In a Pew Research study from March of last year, a full 64 percent of Black Americans said that state and local governments should be allowed to pass laws restricting handguns. Only 38 percent of whites agree with that statement. Over the years, Blacks have become all too aware of the damage handguns can unleash on communities, which is why they’ve become major proponents of gun laws. But a new book about the history of American gun regulation shows how ironic Black support of widespread gun restriction actually is.
While doing research for Gunfight: The Battle over the Right to Bear Arms in America, UCLA constitutional law professor Adam Winkler discovered that, contrary to modern America, there was a time in U.S. history when African-Americans were actually fighting against gun regulation.
Starting as early as the Dred Scott decision in 1857, the American federal government made a point to keep guns out of African-American hands. When then-Chief Justice Roger Taney wrote his decision that Blacks couldn’t be considered full citizens, he noted that if they were, they would be allowed “full liberty of speech ... to hold public meetings on political affairs, and to keep and carry arms wherever they went.” Taney and others were terrified of a full-scale Black revolt, which meant they were completely in favor of keeping Blacks unarmed.
After the Civil War, the Southern states created so-called “Black Codes,” laws that restricted the rights of newly freed blacks. Can you guess what one of the main oppressions was? Blacks couldn’t own guns. Even when Blacks did get their hands on weapons, the nascent Ku Klux Klan would frequently go on raids of Black homes and take away their weapons, making them even more vulnerable to Klan attacks.
These kinds of arbitrary restrictions on gun ownership traveled all the way to the civil rights era, when the archaic Black Codes continued to prevent African-Americans from arming themselves. Even Dr. Martin Luther King Jr. applied for a gun permit after his house was firebombed. Despite King being a respected community leader and a man of the cloth, the Alabama police denied his request.

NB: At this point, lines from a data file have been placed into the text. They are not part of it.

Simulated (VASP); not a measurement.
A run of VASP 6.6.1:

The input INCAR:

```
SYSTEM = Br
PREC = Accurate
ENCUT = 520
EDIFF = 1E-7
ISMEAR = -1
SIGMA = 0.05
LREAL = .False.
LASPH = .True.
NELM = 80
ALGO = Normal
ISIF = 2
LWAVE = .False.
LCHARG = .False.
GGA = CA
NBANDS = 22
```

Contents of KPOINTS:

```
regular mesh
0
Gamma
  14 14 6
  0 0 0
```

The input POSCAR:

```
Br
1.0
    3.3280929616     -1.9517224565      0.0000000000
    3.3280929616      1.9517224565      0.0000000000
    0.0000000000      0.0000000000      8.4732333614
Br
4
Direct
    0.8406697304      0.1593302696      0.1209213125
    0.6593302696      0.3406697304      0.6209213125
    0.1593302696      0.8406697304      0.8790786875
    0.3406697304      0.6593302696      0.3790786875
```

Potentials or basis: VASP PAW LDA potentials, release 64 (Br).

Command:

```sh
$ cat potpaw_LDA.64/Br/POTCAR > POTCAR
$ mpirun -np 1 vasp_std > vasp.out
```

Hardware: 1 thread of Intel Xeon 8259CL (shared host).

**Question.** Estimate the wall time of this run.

Nowadays, things have obviously turned around drastically. Blacks have won the right to own guns, but awful gun violence has also wreaked havoc on Black communities from coast to coast. The Klan was wrong: Rather than attacking them with guns, some African-Americans started attacking each other over gang territory and drug battles. It’s no wonder today’s African-American leaders herald gun restrictions. And one has to consider whether winning the right to carry handguns everywhere was really that wonderful of a victory.